Tinche / aiofiles

File support for asyncio
Apache License 2.0
2.66k stars 150 forks source link

Performance: coarse or fine grain? #98

Closed Korijn closed 3 years ago

Korijn commented 3 years ago

Hi, thanks for this library. I have a question regarding performance.

Let's say you have a job that must iterate over 10 files and read them all into memory.

You could use this library, and you would have about 21 await calls; 1x listdir, 10x open and 10x read. Each call would be delegated to the thread pool executor by queueing them up.

Alternatively, you could write a function that does the work and schedule it as a single unit for the thread pool executor.

What are the performance implications of these two approaches? Does it matter?

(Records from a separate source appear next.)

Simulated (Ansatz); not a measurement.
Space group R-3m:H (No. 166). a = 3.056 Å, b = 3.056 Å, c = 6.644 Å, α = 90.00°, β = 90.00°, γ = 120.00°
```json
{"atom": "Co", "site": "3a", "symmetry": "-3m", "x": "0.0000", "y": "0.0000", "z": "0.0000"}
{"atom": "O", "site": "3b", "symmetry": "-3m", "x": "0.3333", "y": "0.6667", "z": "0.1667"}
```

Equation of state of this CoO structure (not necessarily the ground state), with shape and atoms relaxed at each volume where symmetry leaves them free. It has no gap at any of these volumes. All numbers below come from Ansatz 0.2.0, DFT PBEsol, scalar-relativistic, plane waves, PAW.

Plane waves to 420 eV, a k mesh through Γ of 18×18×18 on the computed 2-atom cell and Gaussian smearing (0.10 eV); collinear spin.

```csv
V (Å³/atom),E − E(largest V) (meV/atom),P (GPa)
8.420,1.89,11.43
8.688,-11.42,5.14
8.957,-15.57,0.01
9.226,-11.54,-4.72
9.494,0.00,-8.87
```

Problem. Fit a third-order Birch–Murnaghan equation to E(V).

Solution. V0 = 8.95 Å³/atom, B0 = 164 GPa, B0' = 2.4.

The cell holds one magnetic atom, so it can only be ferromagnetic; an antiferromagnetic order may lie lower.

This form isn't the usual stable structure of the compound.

I could imagine approach 1 could become slower for large numbers of IO operations due to the overhead of queue based communication with the thread pool executor, but I am unsure.

What do you think?

Tinche commented 3 years ago

Using the executor definitely has overhead, so if you were looking to eke out the maximum level of performance, using it once instead of many times would be more efficient. But if you're worried about the performance implications of this, you'd be better off moving file reading somewhere else entirely (like a CDN or a dedicated nginx instance). For relatively low traffic services, aiofiles should be fine.

Korijn commented 3 years ago

Ok, thanks for the insights, that confirms my thoughts!